With over 30 schools and kindergartens within a three-kilometer radius, MAD conceived the building from the initial sketch as a civic infrastructure for local families. A wide canopy rises from the ground floor, shading an open plaza beneath the museum and extending the public space under the building itself. The 46,528-square-meter complex includes a planetarium, a giant-screen cinema, a sunken plaza, and shaded outdoor growing areas for hands-on teaching about plants and agriculture, all connected by a covered walkway.

Hainan Science Museum by MAD. Photograph by Arch-Exist.
At the heart of the project is a unique spiral pathway connecting all the museum's galleries, accessible in both directions. Visitors arriving at the top descend through circular galleries, from deep space and the ocean, through rainforests and Hainan agriculture, to an interactive children's level. Those entering from the ground floor follow the same path in reverse: from touch and play, expanding outward until the cosmos unfolds around them. The themes flow into one another, and the order is chosen by the visitor.
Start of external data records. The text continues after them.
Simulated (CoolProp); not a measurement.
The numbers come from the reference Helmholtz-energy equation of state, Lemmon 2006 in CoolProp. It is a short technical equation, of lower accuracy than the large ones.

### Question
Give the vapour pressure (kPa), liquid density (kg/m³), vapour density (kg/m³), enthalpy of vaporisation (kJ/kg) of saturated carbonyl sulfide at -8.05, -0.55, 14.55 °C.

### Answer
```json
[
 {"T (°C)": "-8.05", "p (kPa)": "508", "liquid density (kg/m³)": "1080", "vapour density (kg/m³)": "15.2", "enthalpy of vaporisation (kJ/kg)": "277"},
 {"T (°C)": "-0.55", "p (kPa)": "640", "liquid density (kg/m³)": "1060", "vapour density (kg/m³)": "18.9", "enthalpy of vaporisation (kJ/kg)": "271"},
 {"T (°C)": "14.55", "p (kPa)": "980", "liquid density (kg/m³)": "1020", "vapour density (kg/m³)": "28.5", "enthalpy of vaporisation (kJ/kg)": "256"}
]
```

Hainan Science Museum by MAD. Photograph by Arch-Exist.
Structurally, the entire spiral is supported by three central concrete tubes. These eliminate columns on the exhibition floors and elevate the circular volume above an open ground level, allowing the building to float above its reflecting pools and the green roof below. The exterior is clad with 843 fiber-reinforced polymer panels, forming a silvery shell that changes with the daylight, the sky, and the weather conditions.
In a way, this is the question Ma Yansong has been posing for two decades: how to make a building cease to be a mere container of content and become the content itself? The Hainan Science Museum might be his clearest answer.

Hainan Science Museum by MAD. Photograph by Arch-Exist.
Part of a waterfront that Ma is still designing
Together with MAD's earlier Cloudscape of Haikou, the small white reading pavilion that became a quiet phenomenon on the city's waterfront, the Hainan Science Museum extends a sequence of public buildings westward along the Haikou coast.
Two projects, one architect, one waterfront
For Ma Yansong, who has dedicated his career to advocating that Chinese cities deserve emotive, even dreamlike, public spaces, Haikou is becoming the clearest demonstration of this argument to date.

Hainan Science Museum by MAD. Photograph by Arch-Exist.
"I wanted the project to be based on the idea of fluidity and chaos: that space, function, and knowledge should flow freely into one another. Different disciplines should connect, overlap, and remain open. If artificial intelligence can already answer almost any question, the function of a science museum is no longer simply to transmit data, but to teach children how to formulate it."
Ma Yansong, Founder and Principal Partner of MAD.